I am no parenting expert. I couldn’t tell you how to get your baby to sleep through the night in five easy steps and I don’t have ten handy tips for entertaining a toddler without turning on the television. I am often disorganised and feel like I overly-rely on raisins and fish fingers, but I do know that being a parent is complex, and the early years often relentless.
It is always how it has been – a juxtaposition of the wonderful and wearing – it’s normal, I know.
What’s different today though is the pressure placed upon parents. There is so much more of it, raining down in varying forms, tapping us on the shoulder and reminding us of all the things we’re not getting quite right. The support in many ways might be better and the advice now backed up by research, but there’s just a bit, well, too much of it at times. I can’t move for the long list of do and don’t style articles telling us how we should be raising our kids – because we of course need an entirely subjective and judgemental instruction manual. Ten things you should never say to your child! Fifty things every family should experience! Essential life hacks to keep your home spick and span!
It is endless… exhausting. And we are already so tired.
Social media is great in many ways, and adds another layer of informal support for parents, but it is also bursting with perfect little snippets of other people’s lives which can sometimes make our own feel lacking. I peruse my Facebook and Instagram feed during the night feed and see photos of the ‘great sensory play,’ the ‘freshly baked organic goods’ and the ‘fun family day out,’ while I half-heartedly mop up the small well of baby sick from inside my bra and try to remember the last time I had a conversation with my husband that wasn’t about children or sleep.

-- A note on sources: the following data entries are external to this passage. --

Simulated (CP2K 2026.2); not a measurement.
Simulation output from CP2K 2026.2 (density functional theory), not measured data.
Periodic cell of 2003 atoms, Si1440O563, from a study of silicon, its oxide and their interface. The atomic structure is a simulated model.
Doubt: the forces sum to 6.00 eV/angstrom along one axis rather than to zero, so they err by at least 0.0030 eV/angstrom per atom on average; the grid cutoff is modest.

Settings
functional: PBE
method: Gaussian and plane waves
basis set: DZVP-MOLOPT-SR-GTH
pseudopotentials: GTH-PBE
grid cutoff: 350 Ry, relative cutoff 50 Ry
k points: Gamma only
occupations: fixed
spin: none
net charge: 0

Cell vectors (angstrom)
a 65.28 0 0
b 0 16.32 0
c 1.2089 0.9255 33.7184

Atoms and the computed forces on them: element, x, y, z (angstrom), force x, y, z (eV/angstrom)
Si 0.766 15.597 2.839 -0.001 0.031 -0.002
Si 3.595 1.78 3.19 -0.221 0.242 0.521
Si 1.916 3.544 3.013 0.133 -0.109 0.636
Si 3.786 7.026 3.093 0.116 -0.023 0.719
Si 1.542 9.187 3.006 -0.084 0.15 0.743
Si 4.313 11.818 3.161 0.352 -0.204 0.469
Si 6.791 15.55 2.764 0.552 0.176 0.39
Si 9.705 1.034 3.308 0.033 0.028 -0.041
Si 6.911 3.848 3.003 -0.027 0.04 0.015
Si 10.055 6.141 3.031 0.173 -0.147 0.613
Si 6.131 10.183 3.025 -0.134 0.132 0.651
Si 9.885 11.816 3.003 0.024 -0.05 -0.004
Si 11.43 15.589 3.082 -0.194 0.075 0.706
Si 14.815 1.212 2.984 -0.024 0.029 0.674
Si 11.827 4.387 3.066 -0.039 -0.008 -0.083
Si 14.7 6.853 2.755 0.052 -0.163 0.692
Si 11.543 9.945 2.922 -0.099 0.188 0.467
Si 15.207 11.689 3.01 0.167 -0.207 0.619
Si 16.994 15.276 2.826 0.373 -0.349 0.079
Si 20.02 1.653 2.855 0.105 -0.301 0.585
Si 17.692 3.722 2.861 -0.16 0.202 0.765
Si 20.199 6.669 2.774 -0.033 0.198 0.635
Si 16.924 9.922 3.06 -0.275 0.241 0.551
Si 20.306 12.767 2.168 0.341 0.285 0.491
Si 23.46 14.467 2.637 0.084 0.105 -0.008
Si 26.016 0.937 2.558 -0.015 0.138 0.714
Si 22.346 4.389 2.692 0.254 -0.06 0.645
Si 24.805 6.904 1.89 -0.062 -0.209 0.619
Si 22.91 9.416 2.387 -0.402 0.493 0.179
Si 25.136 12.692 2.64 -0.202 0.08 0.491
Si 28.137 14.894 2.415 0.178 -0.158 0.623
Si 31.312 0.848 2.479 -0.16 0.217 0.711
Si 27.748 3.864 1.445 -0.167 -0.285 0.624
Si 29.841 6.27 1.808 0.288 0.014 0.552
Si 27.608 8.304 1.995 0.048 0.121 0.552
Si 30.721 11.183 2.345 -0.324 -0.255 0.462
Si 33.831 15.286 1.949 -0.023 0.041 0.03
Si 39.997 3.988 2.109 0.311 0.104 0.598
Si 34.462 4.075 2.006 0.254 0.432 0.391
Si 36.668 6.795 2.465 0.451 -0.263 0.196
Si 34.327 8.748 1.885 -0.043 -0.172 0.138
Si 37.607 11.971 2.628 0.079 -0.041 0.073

The refurbished kitchens. The theme parks. The date nights. The holidays.
The people living perfectly fulfilled lives in tidy, stylish homes. Except of course, this is just a snapshot. The outside of someone else’s life held up against the inside of mine; framed moments versus a messy reality.
That said, I genuinely enjoy much of what I see, and understandably, people are going to display the nice parts of their day and the best bits of themselves. That is to be expected and we see what they choose to show us. Just like in my home you will find photos displayed of our holidays and nights out, rather than framed black and whites of the toddler flipping out over socks or my husband and me having an argument.
Perhaps then, it’s the volume of non-stop shininess and perfection online which, put together, can skew our view of what normal life actually looks like. It’s not dishonest, but equally with everything else omitted, it’s not the full picture either. Is it even healthy for us to have so much information about what other people are doing? Do I need to know my ex-work colleague of ten plus years is out for cocktails, or that a friend of a friend is off on another fabulous holiday? Does this information enhance my life in some way, or clutter it? And is this lean towards over-sharing leaving us feeling like others are having a much better time of it?
However, as with tequila, what we see on social media should perhaps be taken with a small pinch of salt. Good and bad things happen to everyone, regardless of whether they document it on Facebook. The same people sharing the fun and beautiful also find things hard sometimes; and someone might actually be posting that perfect photo because they need a distraction. Maybe they are lonely, maybe they are depressed, maybe they need interaction they aren’t able to get elsewhere just now.
It doesn’t really matter why; we are all just keeping on – doing our thing – picking everyone including ourselves back up.
In life and with parenting, there will always be a certain amount of juggling. Every day can’t be an awesome adventure or non-stop play – and to be frank who would want it to be? It doesn’t matter what anyone else is doing, no matter how perfectly framed the snapshot, it’s really nothing to do with us after all.
So instead of feeling pressure to do more, be more, play more or clean more; I am trying to remember the true and bigger picture and just be. And through acceptance of being fallible, unglamorous and at times downright boring, I am enjoying being me – and a mother – so much more. Because actually, when it comes down to it, while living my life and raising my children, I would so much rather be a happy average mum than strive and stress over being a super one.